In FrontPage today I expose yet another of the endless stream of lies from the Hamas-linked Council on American-Islamic Relations (CAIR):
I know, I know: reporting that the Hamas-linked Council on American-Islamic Relations (CAIR) is lying is like reporting that humans breathe oxygen. Still, this is a particularly egregious example, and it is important to set the record straight. Hamas-linked CAIR is now defaming Zuhdi Jasser, the nation’s premier (and virtually only) anti-jihad Muslim spokesman. I have had some differences with Jasser (you can see our 2011 debate here) about the nature of Islamic teaching and the necessity of reform in Islam, but there is no doubt that he is a strong voice against Hamas-linked CAIR and other malignant Islamic supremacist forces.

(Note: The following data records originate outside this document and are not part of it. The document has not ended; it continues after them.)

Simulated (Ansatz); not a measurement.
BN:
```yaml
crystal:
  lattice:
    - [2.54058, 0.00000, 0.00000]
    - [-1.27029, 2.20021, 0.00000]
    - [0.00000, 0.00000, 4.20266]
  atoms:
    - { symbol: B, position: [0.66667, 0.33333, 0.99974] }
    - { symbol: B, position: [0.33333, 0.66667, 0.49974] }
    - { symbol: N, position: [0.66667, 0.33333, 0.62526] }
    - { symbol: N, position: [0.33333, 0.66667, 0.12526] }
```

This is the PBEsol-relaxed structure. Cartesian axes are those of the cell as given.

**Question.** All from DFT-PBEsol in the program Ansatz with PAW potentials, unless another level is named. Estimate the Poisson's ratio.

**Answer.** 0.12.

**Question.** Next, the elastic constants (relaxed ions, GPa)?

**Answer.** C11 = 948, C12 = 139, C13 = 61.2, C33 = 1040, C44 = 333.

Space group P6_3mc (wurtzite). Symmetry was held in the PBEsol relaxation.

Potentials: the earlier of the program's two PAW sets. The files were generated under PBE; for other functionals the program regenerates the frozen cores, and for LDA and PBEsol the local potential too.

It is also highly likely that Hamas-linked CAIR is lying about Jasser’s supposed attempt to deny religious rights to Muslim military personnel, since Jasser is committed to constitutional freedoms. There is no doubt, in any case, that they’re lying about me. In the first place, I’ve never heard of the Abstraction Fund, which they say funds Jihad Watch. I am not familiar with all those who fund the David Horowitz Freedom Center, with which Jihad Watch is affiliated, and it is possible that Abstraction funds the Center, but they do not fund Jihad Watch directly. (They’re certainly welcome to do so!)
More importantly, Hamas-linked CAIR claims that the Roman Catholic diocese of Sacramento called me a “key leader in the anti-Islam hate movement in the United States.” This is almost certainly a lie, for several reasons. One is that in its initial chest-thumping about the Sacramento bishop caving in to their smear campaign last June, CAIR never mentioned this — and Hamas-linked CAIR has never been one to shy away from using a weapon that their marks hand them. What’s more, I spoke at the event in question, and the diocese of Sacramento had an information booth there — a strange thing for the diocese to have done if they really wanted to shun a leader of a supposed “hate movement.” The official statement that the diocese sent to Kolbe Academy said only this: “The Bishop didn’t think that it was in the best interest of Kolbe Academy to have a controversial speaker at a conference on education.”